ABSTRACT
Neuroidentification – the effort to train neural nets to predict or simulate dynamical systems over time – is a key research priority, because it is crucial to efforts to design brain-like intelligent systems [1, 2, 3]. Unfortunately, most people treat this task as a simple use of supervised learning [4]: they build networks which take all of their input from a fixed set of observed variables from a fixed window of time before the prediction target. They adapt the weights in the net so as to make the outputs of the net match the prediction target for those fixed inputs, exactly as they would do in any static mapping problem.

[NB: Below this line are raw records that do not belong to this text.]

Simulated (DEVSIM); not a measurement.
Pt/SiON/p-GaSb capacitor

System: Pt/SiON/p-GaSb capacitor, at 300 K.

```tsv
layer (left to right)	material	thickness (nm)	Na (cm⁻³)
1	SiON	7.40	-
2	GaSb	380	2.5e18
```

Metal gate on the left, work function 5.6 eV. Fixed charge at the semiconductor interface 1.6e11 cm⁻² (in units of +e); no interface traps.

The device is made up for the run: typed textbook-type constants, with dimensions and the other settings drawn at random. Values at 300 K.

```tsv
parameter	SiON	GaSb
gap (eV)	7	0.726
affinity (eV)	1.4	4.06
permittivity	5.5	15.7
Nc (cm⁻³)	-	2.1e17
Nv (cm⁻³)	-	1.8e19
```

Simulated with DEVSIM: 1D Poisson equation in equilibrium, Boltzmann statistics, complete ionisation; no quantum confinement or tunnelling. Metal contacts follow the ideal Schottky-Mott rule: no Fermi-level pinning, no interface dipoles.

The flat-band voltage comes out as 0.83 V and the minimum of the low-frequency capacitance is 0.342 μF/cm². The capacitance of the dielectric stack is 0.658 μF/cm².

With McAvoy and Su, I have compared the long-term prediction errors which result from this procedure versus the errors which result from using a radically different training procedure – the pure robust method – to train exactly the same simple feedforward network, with the same inputs and targets. The reduction in average prediction error was 60%, across 11 predicted variables taken from 4 real-world chemical processes. More importantly, error was reduced for all variables, and reduced by a factor of 3 or more for 4 out of the 11 variables [5, p.319]. Followup work by Su[6, p.92] studied 5 more chemical processes (mostly proprietary to major manufacturers), and found that the conventional procedure simply “failed” (relative to the pure robust procedure) in 3 out of 5. This paper describes how we did it; it also tries to correct common misconceptions about recurrent networks, and summarize future research needs.